Armona Island (“Ilha de Armona”) is a pedestrian-only retreat, owned and managed by the Ria Formosa National Park, and reachable via a 15 minute walk-on ferry from Olhão, the Algarve’s largest fishing port. The quick boat ride is a perfect buffer between you and the Algarve crowds: Armona’s many beaches are blissfully empty each morning and evening, and the more hidden of Armona’s beaches — such as the one directly behind Casa Armona— are delightfully wide open during the day… even in August. Perfect for your family holiday!

Ria Formosa

The Ria Formosa is an estuary that runs much of the length of the Eastern Algarve. The Ria Formosa Natural Park is a 60km protected coastal zone, dedicated to protecting the wildlife and culture of this area. A large part of the park is made up of the barrier island system, including Armona Island. Shellfish farming is extensive, with 80% of Portuguese clam exports coming from this area alone. For more information, read about Ria Formosa Natural Park.
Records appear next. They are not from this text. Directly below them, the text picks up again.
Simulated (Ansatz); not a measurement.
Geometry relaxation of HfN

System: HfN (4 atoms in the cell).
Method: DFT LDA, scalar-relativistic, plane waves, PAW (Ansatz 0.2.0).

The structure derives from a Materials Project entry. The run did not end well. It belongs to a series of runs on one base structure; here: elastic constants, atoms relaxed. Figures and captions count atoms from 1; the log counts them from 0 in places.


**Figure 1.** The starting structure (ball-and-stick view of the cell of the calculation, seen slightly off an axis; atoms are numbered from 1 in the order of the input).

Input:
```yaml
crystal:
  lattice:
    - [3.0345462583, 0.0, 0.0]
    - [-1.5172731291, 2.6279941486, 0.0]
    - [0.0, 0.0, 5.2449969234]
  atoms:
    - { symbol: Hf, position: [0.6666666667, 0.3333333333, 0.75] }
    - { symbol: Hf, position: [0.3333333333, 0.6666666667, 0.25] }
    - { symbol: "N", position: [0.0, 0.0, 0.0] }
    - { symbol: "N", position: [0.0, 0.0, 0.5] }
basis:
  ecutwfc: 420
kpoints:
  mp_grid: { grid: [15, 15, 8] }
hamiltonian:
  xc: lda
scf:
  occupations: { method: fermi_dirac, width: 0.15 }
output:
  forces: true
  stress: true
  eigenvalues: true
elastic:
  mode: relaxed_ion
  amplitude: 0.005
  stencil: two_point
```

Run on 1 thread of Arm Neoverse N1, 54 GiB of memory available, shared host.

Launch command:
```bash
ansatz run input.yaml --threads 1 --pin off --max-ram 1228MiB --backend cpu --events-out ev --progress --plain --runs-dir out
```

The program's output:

What does pedestrian-only mean, really?

Armona Island has a “main street” that starts at the ferry dock and is only a few buildings long, before giving way to houses and the occational shop or café. All motor traffic is prohibited (aside from occational service vehicles belonging to the Park), so you’ll share the small paved lane with other people on foot, a few bicylces, scooters and skates–mostly belonging to children. Since you leave the crowds and hotels behind you in Olhão, the island is the perfect place to relax, and–in the morning and evenings–the beaches will be practically deserted, even in the summer.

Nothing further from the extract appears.